Friday, April 3, 2009

An Open Letter to Green Lion Press: Bane of my Existence

Dear Green Lion Press,

I am currently a sophomore at St. John's College, Annapolis. I have
purchased several Green Lion titles, including Euclid's Elements
(paperback), Aristotle's Metaphysics (paperback), and On the Soul
(paperback), and Apollonius' Conics (hardcover). Generally, I have found
the translations to be of fine quality, and the notes are helpful,
especially the use of non-transliterated Greek.

However, I have pretty serious grievances with both the aesthetics and
the construction of your books. I will start with construction, as I
believe that is the more dire issue. I was excited to buy the hardback
Apollonius because it is more attractive on the outside and I assumed it
would last longer than the paperback. I was wrong. My $44 investment now
has a loose hinge for the front cover, the glue for the headbands
failed, and they have become completely detached from the pages. The
signatures are bound together very loosely, making for awkward page
turning, especially when switching from one signature to another.

I have also had a consistent problem with your paperbacks where the
first signature begins to come out of the binding.

I do not know how these issues can be rectified, but they need to be.

Now on to aesthetics. Apollonius' Conics looks nice on the outside, but
I think that's the only one of my Green Lion purchases that I would term
"attractive". Use of garish colors and distorted closeups from Raphael's
"The School of Athens" does not appeal to me.

Inside, your typefaces look like the ones I could find by default in any
word processing application. I applaud your focus on giving the reader
plenty of room for notes and providing clear text, these are two reasons
I have bought your books, but using Arial font is just ugly.

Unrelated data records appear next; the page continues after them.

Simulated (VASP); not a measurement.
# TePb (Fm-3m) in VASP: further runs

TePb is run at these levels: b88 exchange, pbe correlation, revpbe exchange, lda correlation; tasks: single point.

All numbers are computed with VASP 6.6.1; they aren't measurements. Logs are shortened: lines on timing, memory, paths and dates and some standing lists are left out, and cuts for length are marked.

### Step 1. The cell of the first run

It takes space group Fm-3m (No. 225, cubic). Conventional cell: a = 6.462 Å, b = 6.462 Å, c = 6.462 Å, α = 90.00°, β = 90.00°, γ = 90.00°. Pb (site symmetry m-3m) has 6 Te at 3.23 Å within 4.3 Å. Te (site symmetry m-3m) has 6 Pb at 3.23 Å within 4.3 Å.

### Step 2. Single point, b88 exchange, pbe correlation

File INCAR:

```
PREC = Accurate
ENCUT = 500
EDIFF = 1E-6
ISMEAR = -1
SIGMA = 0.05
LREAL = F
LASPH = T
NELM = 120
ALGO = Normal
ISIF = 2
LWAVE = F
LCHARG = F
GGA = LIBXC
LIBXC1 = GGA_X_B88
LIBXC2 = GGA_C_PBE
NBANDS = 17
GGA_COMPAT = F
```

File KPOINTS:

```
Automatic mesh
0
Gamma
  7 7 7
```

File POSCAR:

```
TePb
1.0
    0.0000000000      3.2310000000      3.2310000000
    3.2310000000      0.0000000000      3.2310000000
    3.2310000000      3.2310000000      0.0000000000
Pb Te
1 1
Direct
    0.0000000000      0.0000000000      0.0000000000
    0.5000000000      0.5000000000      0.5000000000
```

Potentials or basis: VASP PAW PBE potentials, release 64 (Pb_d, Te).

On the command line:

In my opinion, muted, solid colors for covers and new fonts would take
care of the aesthetics.

Thank your for your time, I hope you take my comments and observations
in the spirit they were given: constructive criticism. I also want to
emphasize that I applaud your mission to keep these texts available for
reasonable prices and in a format that allows the reader to really
engage with them. However, these issues have come up with such
consistency that I would not be a repeat customer unless I saw some
improvement.

Thank you again,

Roger Robertson Jr.

1 comment:

  1. As a follow up, I received a personal response from the co-director with an offer to replace the books that have physical defects at no charge. His response made it clear that our aesthetic differences are just that, differences. It was nice to get such a reasonable and prompt response. I suppose I'm still mixed on choosing their books over other publishers, but I suppose now I've upgraded to a case-by-case basis instead of a blanket denial.